Emergency Safeguard Measures in GATS
Policy Options for South Asia
Center for Trade and Development | March 19, 2008
The General Agreement on Trade in Services (GATS), concluded in 1994, was the first attempt to negotiate rules in global services trade at the multilateral level. In the 1990s, the share of services trade in global trade was rising. Innovations in telecommunications led to newer means of trading services across distances. Global services multinationals spread operations in a large number of countries. With the growing volume of services trade, it was thought necessary to reduce trade barriers and promote services liberalization.

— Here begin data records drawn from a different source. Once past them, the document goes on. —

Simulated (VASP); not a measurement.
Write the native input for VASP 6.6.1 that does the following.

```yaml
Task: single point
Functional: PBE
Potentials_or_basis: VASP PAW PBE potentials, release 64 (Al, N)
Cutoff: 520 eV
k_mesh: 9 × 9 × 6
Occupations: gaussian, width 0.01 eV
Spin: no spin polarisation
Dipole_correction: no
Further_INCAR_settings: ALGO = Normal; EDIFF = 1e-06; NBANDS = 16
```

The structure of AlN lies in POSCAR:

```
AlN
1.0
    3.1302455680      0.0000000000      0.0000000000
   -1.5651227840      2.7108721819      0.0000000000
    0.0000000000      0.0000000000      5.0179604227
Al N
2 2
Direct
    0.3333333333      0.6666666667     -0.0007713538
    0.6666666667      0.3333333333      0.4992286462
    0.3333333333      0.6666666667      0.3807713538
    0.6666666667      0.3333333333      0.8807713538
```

During the Uruguay round, which led to the formation of the WTO, most developing countries were opposed to the idea of a services agreement. The result was a negotiated bargain wherein GATS and TRIPS would be a part of the single undertaking, while the OECD countries would open their economies for textiles, agriculture and labour-intensive manufactured goods from the developing countries. Within GATS also, Article X on Emergency Safeguard Measures (ESMs), was a part of the balance struck, which led the developing countries to accept the GATS commitments. The negotiations on ESMs have continued for 12 years, yet differences amongst Member countries on key issues have stalled forward movement. This paper is an attempt to understand whether the South Asian countries, with their mixed experiences of the services economy, can develop a common position regarding ESMs.